Mercer County Judge-Executive Milward Dedman said the draft report left him uncertain on what Boyle and Mercer counties should do next.

“It’s almost like even after reading the draft report and everything, I still don’t have a clear vision of where we need to go,” Dedman said. “Do you base your decision on the present court system, and go and build a huge new jail? And then in four years, if these judges don’t run again and you have a different set of judges, then you’ve over-built.”

Circuit court judges are elected to eight-year terms in Kentucky; Peckler won re-election in 2014 and his current term ends in 2022.

McKinney said the CJCC should talk at its next meeting about who will take responsibility for “which piece of this puzzle they want to start carrying forward.”

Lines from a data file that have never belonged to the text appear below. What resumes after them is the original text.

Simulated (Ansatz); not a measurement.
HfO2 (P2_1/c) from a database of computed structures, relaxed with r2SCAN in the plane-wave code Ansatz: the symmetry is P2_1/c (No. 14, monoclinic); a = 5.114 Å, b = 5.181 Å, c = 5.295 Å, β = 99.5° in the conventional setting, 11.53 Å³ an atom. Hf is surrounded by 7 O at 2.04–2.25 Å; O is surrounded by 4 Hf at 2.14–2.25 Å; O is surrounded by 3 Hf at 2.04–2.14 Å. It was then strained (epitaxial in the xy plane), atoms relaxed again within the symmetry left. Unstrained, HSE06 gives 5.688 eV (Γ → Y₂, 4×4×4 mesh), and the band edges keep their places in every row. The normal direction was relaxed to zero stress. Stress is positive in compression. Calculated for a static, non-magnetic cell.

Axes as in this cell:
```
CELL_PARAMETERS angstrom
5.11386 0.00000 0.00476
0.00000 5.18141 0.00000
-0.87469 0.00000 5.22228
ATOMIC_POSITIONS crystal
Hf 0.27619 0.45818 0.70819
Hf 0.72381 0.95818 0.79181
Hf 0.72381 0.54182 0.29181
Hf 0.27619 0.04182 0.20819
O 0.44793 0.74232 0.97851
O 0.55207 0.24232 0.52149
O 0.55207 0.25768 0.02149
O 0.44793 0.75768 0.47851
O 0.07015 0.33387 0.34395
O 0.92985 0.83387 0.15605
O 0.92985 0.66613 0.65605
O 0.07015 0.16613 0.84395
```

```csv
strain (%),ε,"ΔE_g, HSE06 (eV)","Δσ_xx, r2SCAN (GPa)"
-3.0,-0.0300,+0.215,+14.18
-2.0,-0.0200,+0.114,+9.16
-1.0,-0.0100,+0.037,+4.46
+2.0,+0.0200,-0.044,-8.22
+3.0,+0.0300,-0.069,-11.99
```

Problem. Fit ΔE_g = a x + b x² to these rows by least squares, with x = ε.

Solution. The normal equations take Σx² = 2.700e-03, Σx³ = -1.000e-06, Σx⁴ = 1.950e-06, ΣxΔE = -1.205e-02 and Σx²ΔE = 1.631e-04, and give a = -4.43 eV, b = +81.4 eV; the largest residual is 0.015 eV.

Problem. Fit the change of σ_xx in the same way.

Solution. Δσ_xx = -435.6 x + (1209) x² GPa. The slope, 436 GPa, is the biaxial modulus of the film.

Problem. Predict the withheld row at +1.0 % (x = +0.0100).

“If we bought this study and then we just put it on the shelf, we haven’t done anything,” McKinney said. The counties are paying Brandstetter Carroll $75,000 to complete the study.

Buck questioned how the CJCC could proceed with some of the study’s recommendations if Peckler won’t participate.

“Based on past circumstances, I don’t think he’s going to meet with us,” she said. “… He is the roadblock to a lot of these changes.”

“If he chooses not to come, then again, we divide up what we can do. We see who can do what and we move on,” McKinney responded. “… You have to deal with what you have in reality. I understand the question. I don’t have an answer, but there’s a lot of smart people around this table and in this room. There are some things we can go ahead and do.”

Facility concerns

Mercer County Attorney Ted Dean was more interested in the study’s findings that the jail has been overcrowded for at least a decade.

The jail has been at or above its capacity since around 2001, he said. “I think to lay all that at the feet of the judiciary is a little self-serving for this group.”

Dean said he has “grave concerns” about the idea that some of the study’s recommendations for releasing more low-risk offenders would be a “panacea” that would solve much of the jail’s problems. He questioned whether savings would really materialize — and whether defendants determined to be “low-risk” by Pretrial Services are really OK to release.

Some of the study’s recommendations call for reducing the use of financial bonds — bonds that require a defendant to pay money to get out of jail. Defendants in Boyle and Mercer counties have been required to pay to get out of jail more than anywhere else in the state for more than a decade, according to data compiled by the state Administrative Office of the Courts.

The jail study argues that ending the reliance on financial bonds would allow more low-risk offenders to leave jail without adversely impacting public safety.

“Let’s talk about low-risk offenders. I’ve got a victim that’s probably paralyzed from his chest down by a low-risk offender,” Dean said.

Buck pointed out the law has a specific exemption for not letting out low-risk offenders who caused physical injury.

“I don’t think anybody is saying we should let out low-risk offenders who have been charged with physical injury or violence,” Buck said.

“You and I know that,” Dean responded. “Respectfully to a lot of people that are in this room and a lot of opinion-makers, they don’t realize that. They don’t have what you and I bring to the table with knowledge of the statutes.”

“There are a lot of things I agree with in the report. There are a lot of things that have frustrated me,” Dean continued. “But we are also dealing with a jail that’s built for 220 people and it’s laid out very poorly for the purposes that we are using.”